Nuclear Politics

Europe / Parliament Recognises Role Nuclear Energy Can Play In Fighting Climate Change

By Kamen Kraev, David Dalton
28 November 2019

Resolution also passed declaring a climate and environmental emergency in Europe and globally
Parliament Recognises Role Nuclear Energy Can Play In Fighting Climate Change
The European parliament has adopted a resolution on the 2019 UN climate change conference (COP25) in Madrid that recognises the role nuclear energy can play in meeting climate objectives as a zero-greenhouse gas emissions source.

The resolution, adopted today by 430 votes in favour, 190 against and 34 abstentions, said nuclear energy can ensure a significant share of electricity production in Europe, but in view of waste it also requires a “medium- and long-term strategy that takes into account technological advances” to improve its sustainability.

The resolution that was passed differed from the text of an original resolution, which said “nuclear power is neither safe, nor environmentally or economically sustainable”. That resolution called for a transition strategy be developed for the phasing out of nuclear power in the EU.

The parliament also approved a resolution declaring a climate and environmental emergency in Europe and globally. It urged the European commission to ensure that all relevant legislative and budgetary proposals are fully aligned with the objective of limiting global warming to under 1.5C.

It urged the EU to submit its strategy to reach climate neutrality as soon as possible, and by 2050 at the latest, to the UN Convention on Climate Change.

MEPs also called on the new Commission president Ursula von der Leyen to include a 55% reduction target of greenhouse gas emissions by 2030 in her “European Green Deal” policy package. Current EU targets foresee a greenhouse gas emissions reduction of 40% by 2030 from 1990 levels.

The COP25 climate change conference will be held in Madrid between 2 and 13 December 2019.

World leaders will be meeting to further work on an implementation plan for the 2015 Paris agreement, which binds countries to hold global warming to no more than 2C above pre-industrial levels, with an aspiration of a 1.5C limit.

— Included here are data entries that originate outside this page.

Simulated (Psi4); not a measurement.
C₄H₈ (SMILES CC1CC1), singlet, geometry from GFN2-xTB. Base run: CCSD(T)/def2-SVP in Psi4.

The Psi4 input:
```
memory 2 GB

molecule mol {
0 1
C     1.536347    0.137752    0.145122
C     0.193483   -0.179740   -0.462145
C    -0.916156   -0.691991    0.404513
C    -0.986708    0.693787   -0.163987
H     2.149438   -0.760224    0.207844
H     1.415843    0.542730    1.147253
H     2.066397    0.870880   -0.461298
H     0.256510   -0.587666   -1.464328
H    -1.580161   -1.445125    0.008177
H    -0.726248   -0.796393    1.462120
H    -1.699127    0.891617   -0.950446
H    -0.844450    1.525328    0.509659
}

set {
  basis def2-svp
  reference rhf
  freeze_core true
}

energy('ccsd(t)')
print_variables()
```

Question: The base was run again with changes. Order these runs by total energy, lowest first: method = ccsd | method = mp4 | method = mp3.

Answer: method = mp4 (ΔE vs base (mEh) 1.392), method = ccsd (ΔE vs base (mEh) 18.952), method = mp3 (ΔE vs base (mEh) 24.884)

The acting head of the UN’s International Atomic Energy Agency said last month that without significantly increasing the use of nuclear power worldwide, it will be difficult to achieve the goal of reducing harmful emissions and fighting climate change.

Cornel Feruta pointed out that nuclear power contributes around one-third of all low-carbon electricity, producing practically no greenhouse gases, and some 10% of the total electricity produced worldwide.

Also last month, Fatih Birol, executive director of the International Energy Agency, told a conference that the decline of nuclear in the global energy mix poses a threat to economies and efforts to reduce carbon emissions.

Safety concerns, rising costs and technological setbacks including delays to EPR projects in France and Finland have slowed nuclear projects since the Fukushima-Daiichi disaster in Japan in March 2011, he said.

At the same time, despite governments setting ambitious targets to cut greenhouse gas emissions responsible for global warming, emissions hit a record high in 2018.

Mr Birol said governments need to change their policies and consider new nuclear capacity and lifetime operating extensions for existing nuclear plants.

He said nuclear’s contribution to Europe’s energy mix could fall to just 4% within two decades from 25% currently with huge consequences for both emissions and economies.